Ask many CIOs today and they will have varying opinions on the strategic impact of an Enterprise Resource Planning (ERP) system, yet they would nearly all agree that an implementation of this core system takes an abundance of time, money, and resources. If you’re not planning ahead and doing your due diligence, the execution of the project could be at risk, including unplanned overruns on money, and quickly exhaust the resources available.
In this six-part series, we explore what to do and not to do throughout each phase of an ERP implementation. The phases we define in this series are drawn from the 30+ years of experience co-author Jeff Young learned as he successfully implemented two ERP systems in his career.
The six phases include:
- Phase 1: Preparation
- Phase 2: The Search and Selection
- Phase 3: Contract Review and Tips
- Phase 4: Team Formulation and Implementation
- Phase 5: Managing Change
- Phase 6: Leveraging Your ERP
- An ERP implementation requires significant financial and human resource commitment – understanding the organization’s budget for the project is critical.
- Selecting an executive sponsor to support this initiative is a key to success.
- The project must be seen as a top priority to the organization and communicated as such from senior executives.
- The better you prepare, the more successful the implementation and outcome.
- Gather inventory and requirements: It’s important to work with both your IT team and your business partners to get an inventory of the following:
- Current systems
- Flow of information
- Integrations and current integration platform
- Inputs and outputs
- Mandatory business requirements met by the system, such as:
- Enterprise Data Interchange (EDI)
- Specific output documents
- Governmental mandates
- Trading partner requirements
- Country specific requirements
- Write the RFQ: This is essential to helping select the right partner for your business. Assemble a cross functional team to gather requirements and to put together your RFQ document to be distributed to potential solution providers.
- Establish vision of next-gen systems: The requirements gathered in #1 are important, but you do not want to invest in building something too similar to your current system. Use the requirements to ensure compliance to standard and accepted practices, but also use this opportunity to step outside the box and envision what a new core system can do to help retool the future business. Often, this process is only done every 15-20 years – take the time to do it right.
- Create a matrix for scorekeeping: What’s crucial for your organization? You must answer this question in the planning phase. Creating a matrix will ensure vendor proposals match the requirements you and your business partners have outlined.
- Select an executive sponsor: If the business is not fully behind this initiative, it will fail. Selecting an executive sponsor who sits outside of the IT organization and is well respected across departments can boost support and adoption of the new system.

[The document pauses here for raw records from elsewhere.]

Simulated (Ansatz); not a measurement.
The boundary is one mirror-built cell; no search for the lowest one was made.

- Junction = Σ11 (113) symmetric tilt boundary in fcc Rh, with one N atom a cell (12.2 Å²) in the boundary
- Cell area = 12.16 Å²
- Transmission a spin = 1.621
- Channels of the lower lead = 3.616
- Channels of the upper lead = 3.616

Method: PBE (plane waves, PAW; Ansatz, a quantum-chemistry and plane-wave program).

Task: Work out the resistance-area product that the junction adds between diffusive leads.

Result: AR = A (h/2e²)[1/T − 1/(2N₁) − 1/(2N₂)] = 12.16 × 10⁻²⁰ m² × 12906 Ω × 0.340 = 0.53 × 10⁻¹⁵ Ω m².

- Don’t under-communicate: Do not under sell this process to the management team. Everyone must be onboard and informed up front of the risks and difficulties a large system implementation can have on the core business. Don’t assume you have support, communicate vision and get commitments across the organization.
- Don’t be afraid of new architecture: Don’t let your hardware and network in place drive your decision. Select your solution and then see where that takes you on hosting options. The functionality far outweighs the type and location of the processing power.
- Don’t exclude anyone in the search: Don’t ignore any solution providers based on their preconceived reputation. Some vendors are known to be ‘too expensive’ or ‘too complicated’ but give them your RFQ and give them a chance – they may surprise you.
- A narrow scope can lead to more spend: Don’t leave out any functional area or geographic area of your company, because you feel they are not in scope. Anticipate that the new system will support all facets of the business. It’s better to be prepared upfront then be caught down the road without the funds to execute.
- Don’t be unprepared: Business leaders are looking to you throughout the process for an understanding of the new business environment. Don’t take the responsibility lightly. Always be prepared to answer questions about value, ROI, and resources.
The ‘preparation phase’ of an ERP Implementation sets the stage for success. We’ve all heard CIO war stories about overspend or resource burn out when managing a project of this magnitude. Your due diligence and planning will have a direct impact on outcomes and value delivered from this project.
Creating a good requirements matrix, formulating a well-structured RFQ, and building a solid cross functional team will ensure successful contract negotiations, financial and resource planning, as well as a strong strategy and achievable timeline.
It is vital that your company selects the most suitable solution. This partner should identify accurate estimates on the project duration, scope, and expected results. This preparation will help reduce risks, identify expected costs, and communicate critical information to top management and the board.